New York Regulation 194 - Producer Compensation Transparency
Beginning January 1, 2011, producers will be required to provide certain compensation disclosures to purchasers of all insurance and annuity products in New York. Prudential is developing internal processes to support Brokerage General Agents in their efforts to assist producers in meeting their obligations. Attached for your reference are copies of the regulation and NY Circular Letter No. 18 (2010).
Prudential's Obligation
As an insurance carrier, our duty is to maintain information on the compensation we pay to producers. We have no plans to implement new forms or procedures as part of the life insurance application process. Upon request by the BGA or the producer, Prudential will provide the applicable rates for compensation we expect to pay directly to the producer and the expected duration of the policy based on the application submitted.
Producer Obligations
The producer has responsibility for providing compensation disclosure to the client and for maintaining copies of any written disclosures provided. The term “producer” is defined for this purpose to include anyone who has direct sale or solicitation contact with the purchaser and receives compensation that is based, in whole or in part, on the sale of the insurance product.
The regulation is applicable to business solicited in the state of New York, if the application is taken in New York, if the policy or contract is delivered in New York or if a New York policy or contract is issued. The producer must provide the following disclosures:
Mandatory initial general disclosure to all purchasers at or before the time of application. This disclosure should include:
- A description of the role of the producer in the sale;
- Who pays the producer, such as the insurer and/or other third party;
- The factors that may impact compensation received (if applicable), such as the:
- Insurer and the insurance contract selected;
- Volume of business the producer gives to an insurer; and/or
- Profitability of the producer's business provided to the insurer;
- That the purchaser may obtain information about the compensation expected to be received by the producer on the sale and any alternative quotes presented.

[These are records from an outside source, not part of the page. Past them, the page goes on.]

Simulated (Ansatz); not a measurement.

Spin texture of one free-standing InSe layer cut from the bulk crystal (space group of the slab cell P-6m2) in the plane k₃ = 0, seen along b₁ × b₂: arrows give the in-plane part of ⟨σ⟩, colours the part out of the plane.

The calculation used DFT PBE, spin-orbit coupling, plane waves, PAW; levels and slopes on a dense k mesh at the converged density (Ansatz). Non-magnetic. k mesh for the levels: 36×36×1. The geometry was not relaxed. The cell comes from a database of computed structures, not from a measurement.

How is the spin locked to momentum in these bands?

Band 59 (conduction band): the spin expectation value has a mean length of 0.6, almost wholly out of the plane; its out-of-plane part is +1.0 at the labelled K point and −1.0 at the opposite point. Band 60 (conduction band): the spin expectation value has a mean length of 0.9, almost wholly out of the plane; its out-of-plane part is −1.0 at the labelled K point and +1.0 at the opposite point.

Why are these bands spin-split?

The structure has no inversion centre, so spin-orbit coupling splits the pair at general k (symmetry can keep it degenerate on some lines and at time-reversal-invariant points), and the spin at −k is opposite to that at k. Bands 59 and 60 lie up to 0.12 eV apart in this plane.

If the purchaser requests more information, the producer must provide descriptions of the following prominently and in writing either before or when the policy is issued:
- The nature, amount and source of any compensation received from the sale;
- Any alternate quotes presented by the producer, including the coverage, premium and compensation the producer would have received from the sale of such coverage;
- Any material ownership interest the producer has in the insurer or that the insurer has in the producer; and
- A statement of whether the producer is prohibited by law from altering the amount of compensation received from the insurer.
Additional Information
The attached regulation and Circular Letter include other important details about the timing and content of the required disclosures. There are also exceptions to the disclosure requirements, such as insurance producers who have no direct sales or solicitation contact with purchasers. These documents should be read to fully understand producers' obligations under the new regulation.
Beginning January 3rd, you can contact our Brokerage Compensation team
(877-782-7654 Option 2 or pruxpress.compensation.experts@prudential.com)
with any requests you receive.
In the meantime, please direct any questions concerning Prudential’s support of your NY Reg. 194 efforts to Rich DeJulio, VP, Business Quality & Control (richard.dejulio@prudential.com).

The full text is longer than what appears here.